If the cost of living is one of your worries when considering a destination to study or kickstart a career, you are not alone. To measure the Youth Mobility Index, DotAsia Organization collected over 500 data points which includes the comparison of living cost in 20 localities across Asia. And here are some insights from DotAsia Organization to share especially if you are considering the top five localities from the inbound mobility list in Youth Mobility Index:
Singapore attracts expats from all over the world for its numerous top rankings such as on its level of smart infrastructure and business environment. However, the lion city defeats tons of new comers by its unaffordable living expense. The average rental for a one-bedroom apartment in city centre could cost up to US$2277, slightly less than that of Hong Kong, while the expenses for an imported beer and a three-course meal at a mid-range restaurant are the highest in Asia. For example, an average bar charges US$7.6 for an imported beer, and a dinner for two persons at a mid-range restaurant cost US$45.6 on average. In case you would like to maintain a healthy lifestyle, you are more recommended to a wealth of free things such as running and cycling instead of joining a fitness club membership that charges an average fee as high as US$105.3.
2. Hong Kong
We all know that Hong Kong and Singapore have been long neck-and-neck in most comparisons including the living cost. And Hong Kong overtakes Singapore as the most expensive place to live. In Hong Kong, the average rental for a one-bedroom apartment costs from US$1529 to US$3059. Therefore, living outside of the city centre is an option. Even you opt to eat at home, you have to pay US$4.61 on average for one kilogram of bread. If you really take Hong Kong as your destination, consider taking public transportation instead of driving as Hong Kong is the most expensive city in the world for fuel (US$1.73 per litre). Sorry to all coffee aficionados that Hong Kong offers the most expensive coffee in Asia, for example, Starbucks offers a tall Caffe latte at US$4.35.
3. South Korea
Regarding the cost of living, South Korea stands in the middle among these five Asian localities. For example, buying a pair of Levi’s jeans in South Korea is cheaper than that of Hong Kong and Taiwan, but more expensive than that of Singapore and Japan. Luckily, there are loads of local brands as alternatives to dress in a K-pop style. Taking a taxi in South Korea is less expensive than in Japan and Hong Kong, and only slightly more expensive or almost the same as that of Singapore and Taiwan. The good news is you could enjoy the Internet at the most affordable price in South Korea, which could be as low as US$18.69 for unlimited data per month.

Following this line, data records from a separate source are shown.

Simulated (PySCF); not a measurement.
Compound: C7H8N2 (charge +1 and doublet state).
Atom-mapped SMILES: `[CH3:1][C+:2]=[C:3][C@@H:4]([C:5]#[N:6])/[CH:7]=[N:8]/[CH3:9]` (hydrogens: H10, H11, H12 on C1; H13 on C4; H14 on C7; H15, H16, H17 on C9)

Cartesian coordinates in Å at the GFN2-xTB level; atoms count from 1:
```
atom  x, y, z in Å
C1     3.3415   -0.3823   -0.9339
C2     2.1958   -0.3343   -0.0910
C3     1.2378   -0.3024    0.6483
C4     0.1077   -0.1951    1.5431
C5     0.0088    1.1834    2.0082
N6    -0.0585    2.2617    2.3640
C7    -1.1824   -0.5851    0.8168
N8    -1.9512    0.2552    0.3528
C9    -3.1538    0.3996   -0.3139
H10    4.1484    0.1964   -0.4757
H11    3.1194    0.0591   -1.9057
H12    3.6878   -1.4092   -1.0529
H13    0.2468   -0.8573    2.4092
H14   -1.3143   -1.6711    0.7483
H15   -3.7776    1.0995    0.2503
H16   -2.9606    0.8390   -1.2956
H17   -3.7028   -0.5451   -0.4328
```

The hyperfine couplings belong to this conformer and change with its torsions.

Though you could enjoy less expensive apartment rental and meals at mid-range restaurants in Japan when compared to Singapore and Hong Kong, please expect the highest expenses in Asia when taking a taxi, public transportation or even ordering a McMeal at McDonald or watching a movie in Japan. The Nippon nation is not for the faint-hearted especially when taking a taxi which starts at US$4.04 and charges US$3.86 per km. A 6-km journey could cost you up to US$ 50 during the peak hour. In addition, try your best to stay calm when you pay for a McMeal at US$6.4 and a movie ticket for US$16.93 on average.
If you want a locality with high mobility and low living cost, Taiwan is a choice for you. Taiwan offers the cheapest apartment rental, meals and beers. It is quite easy to find a one-bedroom apartment in the city centre for US$560. For a meal for two in a mid-range restaurant, it only costs around US$30.54 so that you will have an extra cent for an imported beer priced at US$2.14 on average. However, if you are looking for a pair of Levi’s jeans, you will get a surprisingly high price tag, US$ 89.97, which is the highest in Asia.
In case you care about the happiness level, these Asian localities are equally disappointing according to Youth Mobility Index. For example, Singapore (#18), Hong Kong (#20), Japan (#17), and South Korea (#19) ranked low on the cost-happiness performance while Taiwan is slightly better, being ranked at #14.